Let $f(a,b,c)$ be the number of ways of writing a set of size $a$ as a union of $b$ distinct subsets of size $c$. I've noticed that $$\sum_{b=0}^{\binom{a}{c}}(-1)^{b+1}f(a,b,c)=(-1)^{a+c}\binom{a-1}{c-1}\tag{*}$$ This can be proved as follows. According to this answer, $f$ is given by $$f(a,b,c) = \sum_{i=0}^a(-1)^i\binom{a}{i}\binom{\binom{a-i}{c}}{b}$$ Then, $$\sum_{b=0}^{\binom{a}{c}}(-1)^{b+1}f(a,b,c)=\sum_{b=0}^{\binom{a}{c}}(-1)^{b+1}\sum_{i=0}^{a}(-1)^i\binom{a}{i}\binom{\binom{a-i}{c}}{b} = \sum_{i=0}^{a}(-1)^i\binom{a}{i}\sum_{b=0}^{\binom{a}{c}}(-1)^{b+1}\binom{\binom{a-i}{c}}{b}. \tag{**}$$
Now by the binomial theorem, $$\sum_{i=0}^n(-1)^i\binom{n}{i}=\begin{cases}0 & n > 0\\ 1 & n =0 \end{cases}.$$ Using this identity and the fact that $\binom{n}{k}=0$ for $k>n$, the inner sum of $(**)$ can be written as $$\sum_{b=0}^{\binom{a}{c}}(-1)^{b+1}\binom{\binom{a-i}{c}}{b}=\begin{cases} 0 & i\leq a-c\\ -1 & \text{otherwise} \end{cases}.$$ Substituting into $(**)$, $$\sum_{i=0}^{a}(-1)^i\binom{a}{i}\sum_{b=0}^{\binom{a}{c}}(-1)^{b+1}\binom{\binom{a-i}{c}}{b} = \sum_{i=a-c+1}^{a}(-1)^{i+1}\binom{a}{i} = \sum_{i=0}^{c-1}(-1)^{i+a+1}\binom{a}{i}.$$ Lastly, using the formula for alternating partial sums of a row in pascal's triangle, $$\sum_{i=0}^{c-1}(-1)^{i+a+1}\binom{a}{i}=(-1)^{a+c}\binom{a-1}{c-1}.$$
This clean closed form makes me wonder if there is a simpler way of proving $(*)$. In particular, is there a simple counting argument that can prove $(*)$ without computing $f(a,b,c)$?

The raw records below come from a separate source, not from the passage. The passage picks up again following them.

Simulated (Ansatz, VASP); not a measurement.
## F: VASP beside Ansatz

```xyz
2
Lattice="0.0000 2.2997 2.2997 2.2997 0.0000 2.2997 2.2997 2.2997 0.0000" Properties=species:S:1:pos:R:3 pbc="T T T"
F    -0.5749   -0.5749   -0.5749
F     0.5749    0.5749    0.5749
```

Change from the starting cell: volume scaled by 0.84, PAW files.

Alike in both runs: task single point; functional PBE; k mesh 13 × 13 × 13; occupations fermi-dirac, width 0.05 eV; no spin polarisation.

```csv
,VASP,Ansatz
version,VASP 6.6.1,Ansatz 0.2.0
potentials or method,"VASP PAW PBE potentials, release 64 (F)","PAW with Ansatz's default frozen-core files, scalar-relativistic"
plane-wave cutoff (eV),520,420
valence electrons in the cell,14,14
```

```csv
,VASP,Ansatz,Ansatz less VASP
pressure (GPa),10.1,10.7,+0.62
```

The alternating nature of the sum in $(*)$ suggests it may be a form of the inclusion-exclusion principle, but I have not been able to model it as such.
EDIT
One potential way forward is to use ideas from this answer. Fix $a$ and $c$. Let $\mathcal{R}=\{S\subseteq[a]:|S|=c\}$. Let $I:\mathcal{P}([a])\rightarrow \mathcal{P}([a])$ be the indicator function for covers of $[a]$. Then, $$\sum_{b=0}^{\binom{a}{c}}(-1)^{b}f(a,b,c)=\sum_{\mathcal{S}\subseteq \mathcal{R}}(-1)^{|\mathcal{S}|}I(\mathcal{S})$$ so it would remain to show that the RHS is $(-1)^{a+c+1}\binom{a-1}{c-1}$. The form on the RHS is also promising because it resembles the mobius inversion of $I$ on the boolean lattice $B_a$. In particular, if we define $$g(\mathcal{T})=\sum_{\mathcal{S}\subseteq \mathcal{T}}(-1)^{|\mathcal{T}|-|\mathcal{S}|}I(\mathcal{S})$$ then $g$ is the mobius inversion of $I$, or equivalently, $$I(\mathcal{T}) = \sum_{\mathcal{S}\subseteq \mathcal{T}}g(\mathcal{S})$$ Thus, if there is a "nice" formula for $g$, then calculating $g(\mathcal{R})=(-1)^{\binom{a}{c}+a+c+1}\binom{a-1}{c-1}$ would prove $(*)$. The hope is that such a proof would translate to a nice counting argument without the language of boolean lattices.